Guest Contributor | Apr 21, 2017 | 0
Annuity “for life” only
The Commissioner of Inland Revenue many years ago issued Practice Note 1 of 1998 in response to the advent of new investment linked annuities, or also referred to as living annuities. In short this practice note prescribes that not more than 20% and not less than 5% of the capital at the start of every year may be paid in the form of an annuity. It also prescribes that in the event of death of the annuitant, no further amount may be commuted for a cash lump sum and that the balance must be paid in the form of an annuity over no less than 5 years. It goes without saying that this annuity is taxable.
Defined contribution pension funds of course also place the emphasis on the retirement capital retaining its identity as the property of the fund member. Where such fund provides for members converting the capital to an annuity within the fund, rules typically attempt to retain the ‘ownership’ notion by availing the remaining balance upon death to the deceased pensioner’s successor/s. Where this occurs, the principles laid down in practice note 1 f 1998 also apply.
But what about retirement annuity funds offered by insurance companies? There appears to be some difference of opinion in the market whether or not the retirement annuity fund can also affect an accelerated annuity of the remaining balance upon death over 5 years.

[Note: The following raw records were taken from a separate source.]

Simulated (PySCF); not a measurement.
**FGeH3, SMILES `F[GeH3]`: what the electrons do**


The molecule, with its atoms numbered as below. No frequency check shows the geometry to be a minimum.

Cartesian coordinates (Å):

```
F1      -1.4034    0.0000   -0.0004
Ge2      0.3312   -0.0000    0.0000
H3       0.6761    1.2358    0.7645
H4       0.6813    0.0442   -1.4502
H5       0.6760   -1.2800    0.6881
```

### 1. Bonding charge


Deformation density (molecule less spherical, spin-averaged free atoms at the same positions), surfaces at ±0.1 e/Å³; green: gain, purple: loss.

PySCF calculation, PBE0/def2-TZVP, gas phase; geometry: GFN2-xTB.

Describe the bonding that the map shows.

We are of the opinion that once retirement capital has been transferred to a Retirement Annuity Fund, it must under all circumstances be paid in the form of a ‘life annuity’ and cannot be accelerated independent of where the capital derived from. This opinion derives from the definition of ‘retirement annuity fund’ in the Income Tax Act that categorically states that the fund may only pay an annuity for life of a beneficiary. Clearly accelerating the payment would not meet the ‘for life’ requirement.